Sometimes it is enough to reload the VM. If not, the following steps can be executed.
To resolve this issue you should login to the virtual machine using the
vagrant ssh
command. From within the VM you can restart the services:
% vagrant ssh
% sudo service tensei-server restart
% sudo service tensei-agent restart
% sudo service tensei-frontend restart
If it generates an error message during the restart of one of the services (because the service is not running), this service can be started with one of the following commands.
% sudo service tensei-server start
% sudo service tensei-agent start
% sudo service tensei-frontend start
3.4.4. Frontend doesn’t run and can not be restarted
If the VM was incorrectly stopped, the frontend service can be corrupted. The service can not be restarted.
If so, you have to delete the RUNNING_PID
file within the frontend folder.
% vagrant ssh
% rm /srv/tensei/tensei-frontend/RUNNING_PID
Restart the frontend service.
% sudo service tensei-frontend restart
4. Configuration
The system has various possibilities for configuration. The user can configure different aspect of the frontend. More specific configurations can directly be done at the single components.
4.1. Frontend
The first user must be created after the installation. This user is automatically created with administrator rights. The form to create this first account will automatically be shown during the first access of the system.
Specific functions are only available for the administrator:
-
Create and administer user accounts
-
Create and administer user groups
-
Update the Tensei-Data license
4.2. Configuration files
Some settings are available via configuration files and specific parameters. The following sections describe the configuration of the single system components.
4.2.1. Agent
The identifier of an agent is randomly generated at the first start. This
identifier can be customized in the file tensei-agent-id.properties
. This file
defines a key-value pair:
tensei.agent.id=NAME_OF_AGENT
The identifier of the agent should not contain any special characters or blanks. |
Any other configuration is made in the file tensei.conf
.
# Configuration file for the tensei agent.
tensei {
# Configure settings for this specific agent.
agent {
# The hostname with fallback to localhost.
hostname = "localhost"
hostname = ${?tensei.agent.hostname}
# The port for the akka system with fallback to a default port.
port = 2551
port = ${?tensei.agent.port}
# The directory that should contain the logfiles with fallback.
logdir = logs
logdir = ${?tensei.agent.logdir}
}
# Generic settings for all agent nodes.
agents {
# How long do we wait for the termination of our sub actors when aborting.

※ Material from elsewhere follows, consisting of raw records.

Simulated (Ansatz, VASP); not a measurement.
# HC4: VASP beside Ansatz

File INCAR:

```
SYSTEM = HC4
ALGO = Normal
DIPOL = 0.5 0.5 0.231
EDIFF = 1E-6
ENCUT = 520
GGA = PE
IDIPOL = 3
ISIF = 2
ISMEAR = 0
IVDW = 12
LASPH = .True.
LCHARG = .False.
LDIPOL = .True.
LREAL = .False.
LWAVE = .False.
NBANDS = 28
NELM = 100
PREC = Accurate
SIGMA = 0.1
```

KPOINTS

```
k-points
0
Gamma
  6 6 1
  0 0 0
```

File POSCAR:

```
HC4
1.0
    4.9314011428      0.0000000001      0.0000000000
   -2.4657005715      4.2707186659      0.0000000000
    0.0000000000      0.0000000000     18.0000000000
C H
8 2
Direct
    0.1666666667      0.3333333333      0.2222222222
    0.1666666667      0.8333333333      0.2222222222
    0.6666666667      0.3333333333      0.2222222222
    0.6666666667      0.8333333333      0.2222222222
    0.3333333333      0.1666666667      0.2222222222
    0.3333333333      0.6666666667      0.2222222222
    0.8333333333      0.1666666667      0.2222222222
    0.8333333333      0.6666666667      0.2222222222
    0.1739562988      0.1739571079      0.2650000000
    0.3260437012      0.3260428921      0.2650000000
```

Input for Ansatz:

abort-timeout = 10 seconds
# How long do we wait for the termination of our sub actors when cleaning up.
cleanup-timeout = 10 seconds
# Enable or disable an interactive console for the agent which allows the execution of simple commands.
console = false
# The value here specifies a trigger on the parsing and processing of sequences.
# Every `n` lines (the value defined here) a notification is published to signal that the process
# is still working.
sequence-indicator-trigger = 5000
# Defines how often we report the agent state to the server.
# Attention! This value doesn't mean that there aren't any reports in between.
# In fact there are because we use push notifications.
report-to-server-interval = 5 seconds
# If the server node is marked `unreachable` e.g. if it happens that we leave the cluster then we
# wait for this interval before we restart ourselfs. This value shouldn't be too low because the
# server/network/whatever may need some time to get up again.
restart-after-unreachable-server = 30 seconds
metrics {
# Timeout for asking the metrics listener for data.
ask-timeout = 2 seconds
}
parser {
# DFASDL syntax validation timeout.
syntax-validation-timeout = 10 seconds
# Timeout for the access validation.
access-validation-timeout = 30 seconds
# The timeout for checksum validation. This may have to be increased for huge files.
checksum-validation-timeout = 300 seconds
# Defines how long we wait for our subparser to initialize.
subparsers-init-timeout = 30 seconds
# Defines how many sequence rows are saved within one actor.
# Increasing this value will lead to fewer objects thus taking
# pressure off the garbage collector. The downside is that the
# actor size will increase which will reduce performance.
# Depending on the actual memory usage of one "sequence row"
# this settings may be increased or decreased to influence
# overall system performance.
sequence-rows-per-actor = 1000
# Settings for the FTP NetworkFileParser
ftp-connection-timeout = 1m
ftp-port-number = 21
ftps-port-number = 990
# Settings for the HTTP NetworkFileParser
# Cookies enabled - otherwise ignored
http-cookies-enabled = true
# Default Proxy enabled - otherwise ignored
http-proxy-enabled = true
# Port number for authentication
http-port-number = 80
https-port-number = 443
# encoding
http-header-content-encoding = "Content-Encoding"
http-header-content-encoding-value = "gzip"
#timeouts
http-connection-timeout = 1m
http-connection-request-timeout = 1m
http-socket-timeout = 1m
# Settings for the SFTP NetworkFileParser
sftp-connection-timeout = 1m
sftp-port-number = 22
}
processor {
# Timeout for simple ask operations.
ask-timeout = 10 seconds
# The timeout for retrieving a changed auto increment value.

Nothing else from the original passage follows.